I asked Seagate to show what my own RAID recovery looked like, and this was the result.
“I know you want eye candy,” says Peter Oswald, “but most of what we do is going to look really normal and ordinary to people who don’t know what we’re doing. This controller you see here looks like a plain card, but it was designed specifically for us, just like the software. It’s controlling the power…just many, many components of these drives. It’s controlling very small details that go on in the background.”

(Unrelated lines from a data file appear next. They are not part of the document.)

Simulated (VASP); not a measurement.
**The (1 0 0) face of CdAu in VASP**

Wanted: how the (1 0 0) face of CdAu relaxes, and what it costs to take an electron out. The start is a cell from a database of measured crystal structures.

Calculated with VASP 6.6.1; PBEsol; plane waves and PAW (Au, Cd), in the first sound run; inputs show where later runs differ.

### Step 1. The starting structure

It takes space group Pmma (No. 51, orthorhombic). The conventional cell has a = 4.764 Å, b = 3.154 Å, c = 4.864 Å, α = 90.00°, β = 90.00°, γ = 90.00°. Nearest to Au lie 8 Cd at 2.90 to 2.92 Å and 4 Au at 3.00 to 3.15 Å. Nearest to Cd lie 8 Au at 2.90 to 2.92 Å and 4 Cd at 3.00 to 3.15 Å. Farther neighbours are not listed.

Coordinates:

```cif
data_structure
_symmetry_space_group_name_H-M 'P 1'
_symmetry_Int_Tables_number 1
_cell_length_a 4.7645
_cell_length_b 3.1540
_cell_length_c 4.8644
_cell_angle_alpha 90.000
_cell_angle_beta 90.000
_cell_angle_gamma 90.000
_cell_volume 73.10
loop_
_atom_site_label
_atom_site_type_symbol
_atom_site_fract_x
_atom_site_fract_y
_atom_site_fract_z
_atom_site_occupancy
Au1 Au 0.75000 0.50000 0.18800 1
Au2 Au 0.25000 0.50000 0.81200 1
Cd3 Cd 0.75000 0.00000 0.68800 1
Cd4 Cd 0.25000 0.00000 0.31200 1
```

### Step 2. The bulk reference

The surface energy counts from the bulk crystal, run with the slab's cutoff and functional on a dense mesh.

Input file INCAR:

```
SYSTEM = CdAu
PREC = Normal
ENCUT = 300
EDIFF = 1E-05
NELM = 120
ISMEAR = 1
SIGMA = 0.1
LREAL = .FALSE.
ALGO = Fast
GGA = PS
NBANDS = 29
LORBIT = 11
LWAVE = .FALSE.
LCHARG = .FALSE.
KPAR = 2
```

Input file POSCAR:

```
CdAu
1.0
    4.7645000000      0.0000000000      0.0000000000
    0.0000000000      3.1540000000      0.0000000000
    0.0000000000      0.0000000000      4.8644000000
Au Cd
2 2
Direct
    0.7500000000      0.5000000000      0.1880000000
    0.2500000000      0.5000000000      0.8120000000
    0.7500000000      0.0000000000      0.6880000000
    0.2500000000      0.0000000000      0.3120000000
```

In my case, my drives weren’t responding in a timely manner to the NAS system’s requests, and so the request would time out. But whatever in the NAS “environment” was causing that issue was likely also impacting the other drives. So eventually, the enclosure system tagged one drive as bad, continued to operate in degraded RAID 5, and when the second drive failed, the RAID collapsed. Seagate had to construct a new environment for the four drives in which the drives were instructed to believe they were healthy. With this done, technicians could begin copying my data out to other storage. Interestingly, this doesn’t mean that the RAID was back in working order. The highest priority was simply to extract my bits from the drives and copy them in a “de-striped” state onto known good media. Then the recovery crew could begin trying to piece together my file structures and reconstruct the original four-disk volume’s architecture.
All told, Seagate spent roughly 28 man-hours recovering my data. Much of this involved identifying the critical data structures across all four drives, determining the correct stripe sizes, and finding out the ages of the data to see which came before and after the loss of the first drive.